Okay - You want to run a program at a certain time everyday or 
perhaps every week and you don't want to have to remember to do it. 
Perhaps you wish to delete a bunch of temporary files, syncronize your 
computer or send out mail notifications. Maybe you hear people talking 
about cronjobs or crontab and you wish to know what it is 
Crontab entries looks complex but they are really simple, infact they 
are as simple as shown below: 

Code:

minute hour dayofmonth month dayofweek command_1;command_2;...command_n 


The entries you may have seen look like this: 

17 * * 3 0 cat ~/mail/inbox > ~/old_mail;gzip ~/old_mail 

Well it looks intimidating for someone unfamilar with it, first there
are several numbers, a fairly long UNIX command with a strange~ and then 
another command with another strange ~ Well the first five fields are times
when they events are scheduled to occur and then come the commands. 
The first five fields are in order as shown below: 

1. minute 0-59 
2. hour 0-23 (midnight is zero, 11:00 PM is 23) 
3. dayofmonth 1 - 31 
4. month 1 - 12 
5. dayofweek 0 - 6 (0 is Sunday, 1 is Monday etc.) 

Many times you will see crontab entries that have astericks (*) in them,
these are wildcards, which means that events will occur at any time. 
If you wanted an command to run every minute you could by entering an 
crontab entry that looks like this: 

* * * * * command 

But that is pretty boring, lets have a command that a a bit more practical, 
one nice thing to on a regular basis for me is backup files. I want to do 
this on a monthy basis at 3:00 AM and lets do this on the 15th of every month. 
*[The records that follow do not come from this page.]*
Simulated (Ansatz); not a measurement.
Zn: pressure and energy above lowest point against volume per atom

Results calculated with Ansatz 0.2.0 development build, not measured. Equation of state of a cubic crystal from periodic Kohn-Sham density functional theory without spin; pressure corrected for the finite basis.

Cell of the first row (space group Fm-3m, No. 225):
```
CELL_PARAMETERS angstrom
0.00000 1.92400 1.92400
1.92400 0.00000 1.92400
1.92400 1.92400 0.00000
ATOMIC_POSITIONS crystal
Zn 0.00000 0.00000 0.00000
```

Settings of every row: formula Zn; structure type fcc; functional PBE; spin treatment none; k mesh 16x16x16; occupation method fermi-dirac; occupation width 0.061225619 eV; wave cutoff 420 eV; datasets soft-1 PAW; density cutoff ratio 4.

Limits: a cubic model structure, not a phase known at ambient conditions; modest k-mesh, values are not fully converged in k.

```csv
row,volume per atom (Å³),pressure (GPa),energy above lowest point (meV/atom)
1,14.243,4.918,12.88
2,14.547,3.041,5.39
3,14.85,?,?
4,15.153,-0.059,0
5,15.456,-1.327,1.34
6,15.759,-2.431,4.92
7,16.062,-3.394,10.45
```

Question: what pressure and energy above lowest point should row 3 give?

Here would be my crontab entery would look like this: 

* 3 15 * * cd ~angelm; tar -cf backup.tar *;gzip backup.tar 

Here the hour is 3 AM and the day of month is the 15th and since there 
is an asterick at the other positions they not have any effect. The commands 
seperated by a semi-colon are as follows: 

1. cd to the user angelm' home directory (hence the tilda ~ )
2. create a tar (tape archive) file named backup.tar 
3. compress the tar file with gzip. 

To create any crontab entry the command is 

Code:

crontab -e 

and to view ones crontab entries the command is 

Code:

crontab -l 

Here is what one looks like, you can have as many as you like, 
each on seperate lines. 

Code:

# DO NOT EDIT THIS FILE - edit the master and reinstall. 
# (/tmp/crontab.30483 installed on Mon Jul 15 22:21:01 2002) 
# (Cron version -- $Id: crontab.c,v 2.13 1994/01/17 03:20:37 vixie Exp $) 
0 * * * * cd /home/angelm/ghclient099_linux; ./ghclient.x -nice 19 > /dev/null 2> /dev/null 
* 3 15 * * cd ~angelm/docs/things/; tar -cf backup.tar * ;gzip backup.tar 


You can only edit and view your own crontab unless you are root.